Thursday, July 24, 2014

First Page Critique–Brooklyn Nights

Jordan Dane
@JordanDane


iStock_000002398839Small
Purchased image from iStock by Jordan Dane/Novel Shout Media



Now time for another edition of FIRST PAGE CRITS, brought to you by TKZ. One intrepid author. One daring submission. My two pennies worth on the flip side. Care to play along? Read the opening 400 words to a courageous author’s work and give constructive criticism. Now for your consideration – Brooklyn Nights.



Brooklyn Nights
Chapter 1

The room glowed green in rhythm with the flashing neon of Gerry’s Irish bar across the road and two stories down. Frank Daley, fully dressed and lying on his back on the cheap bed, put a period on the light show with the red tip of his Chesterfield.

The sounds and smells of the Brooklyn neighborhood floated through the open window, Antonio’s Pizza Pies blending with the odors of cigarettes, sweat, and sex that filled the fleabag he had rented for the month. It’d have to do. He’d lose his security deposit anyway, once he robbed the joint.

The whore beside him stunk of cheap whiskey, her snores a discord of nasal wheezes that drowned out conversations of the restaurant patrons below as they came and went to an irritating bell dangling above the door. He leaned over and pinched her nose until she opened her mouth to breathe. What came out overwhelmed all other aromas, pleasant or otherwise.
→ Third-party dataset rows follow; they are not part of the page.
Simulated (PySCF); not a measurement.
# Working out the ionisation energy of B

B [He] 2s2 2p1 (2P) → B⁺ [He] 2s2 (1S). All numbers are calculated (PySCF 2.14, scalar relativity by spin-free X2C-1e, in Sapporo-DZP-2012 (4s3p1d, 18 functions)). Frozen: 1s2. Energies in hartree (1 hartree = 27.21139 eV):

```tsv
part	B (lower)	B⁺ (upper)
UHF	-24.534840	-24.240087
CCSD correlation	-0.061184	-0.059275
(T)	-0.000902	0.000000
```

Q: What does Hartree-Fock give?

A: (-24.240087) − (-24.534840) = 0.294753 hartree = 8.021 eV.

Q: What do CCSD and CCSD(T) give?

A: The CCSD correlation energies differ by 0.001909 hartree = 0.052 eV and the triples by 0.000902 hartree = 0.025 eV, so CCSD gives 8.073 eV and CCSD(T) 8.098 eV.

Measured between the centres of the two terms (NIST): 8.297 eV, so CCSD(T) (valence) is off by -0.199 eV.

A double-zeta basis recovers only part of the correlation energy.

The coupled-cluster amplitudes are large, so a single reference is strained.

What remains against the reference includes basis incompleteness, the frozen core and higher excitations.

She was naked except for a pair of black lace panties and a gold strapless sandal on her left foot, the heel worn on one side. He had noticed it earlier on their walk up the staircase. There was no significance to the worn heel, but it represented something he knew that no one else did. It was one of his better qualities, a keen sense of observation. It had kept him alive and out of jail since the war.

Her breasts rose and fell with her breathing, the air once again escaping through the clogged nostrils. Between the bell over Antonio’s door and her nose music it sounded like a bad Salvation Army band.


Feedback:

Overview: Well, Frank is a piece of work. Charming man. I think I used to work with this guy, but I’d never admit it. It cracked me up that he thought about his lost security deposit considering he planned to rob the flea bag. Stellar ethics. I do love the cesspool details of this scene. All the senses are triggered and the imagery is here. Frank’s got an attitude with a hint of dark humor. I would definitely want to read more to get a sense of Frank and where this story will lead. There’s no indication that he is a main character. He could be a mood setter, secondary character. I’ve opened more than a book or two with fun secondary characters who pave the way for my protagonist to make an entrance. For me, there needs to be more to Frank than what I’m reading here to carry my interest through a whole book of him, but I like the edgy writing style.



Suggestion 1: There appears to be much more to this story, considering Frank is fully dressed and waiting for something. That leads me to suggest a better, more gripping first line that would pull the reader into the mystery of Frank.  



Example: Like most people, Frank Daley had ambitions for a better life—money, a sweet ride, and respect—but the drunk hooker lying next to him, snoring and wheezing like a busted radiator, had become his upside.


I'm sure the author could come up with a better line, knowing the story, but this is an example of a first line focused on Frank.



Suggestion 2: The scene is set and the senses are triggered, but another way to begin this would be to focus on Frank more than setting the stage. Make the hooker and the cheap digs be the backdrop for what’s going through his mind and lure the reader in with his story. With only a scant 400 words, it’s hard to know what to suggest, but my instincts tell me there is more to Frank, even if he’s a secondary character. The hooker, the Irish bar, and the pizza joint are colorful, but I’m thinking they’re only window dressing for what’s about to play out with Frank. A better way to show Frank has keen observation is to show it, rather than tell it through the hooker’s sandal. Have Frank sitting in the dark and listening, smelling, sensing everything both in the room and outside on the street, as if he were a predatory animal. Again, the focus should be on him and not the room or the hooker or the street outside.



Suggestion 3: To introduce Frank to the reader, the author might have him do more in this opening scene. Have him interacting with another character in dialogue or in a conflict to see how he handles it. Encapsulate his personality in a defining scene that will show the reader what he’s all about. Creating a scene like this, it would be the difference between Johnny Depp making an entrance in Pirates of the Caribbean. You wouldn’t write him sitting in the dark, waiting. You’d make him come alive and do something, whether his character is intended to be funny or deadly serious. Maybe have him get up from the hooker, dress, then go down and rob the motel – but before he leaves the dump, he asks, “I guess this means I don’t get my deposit back?”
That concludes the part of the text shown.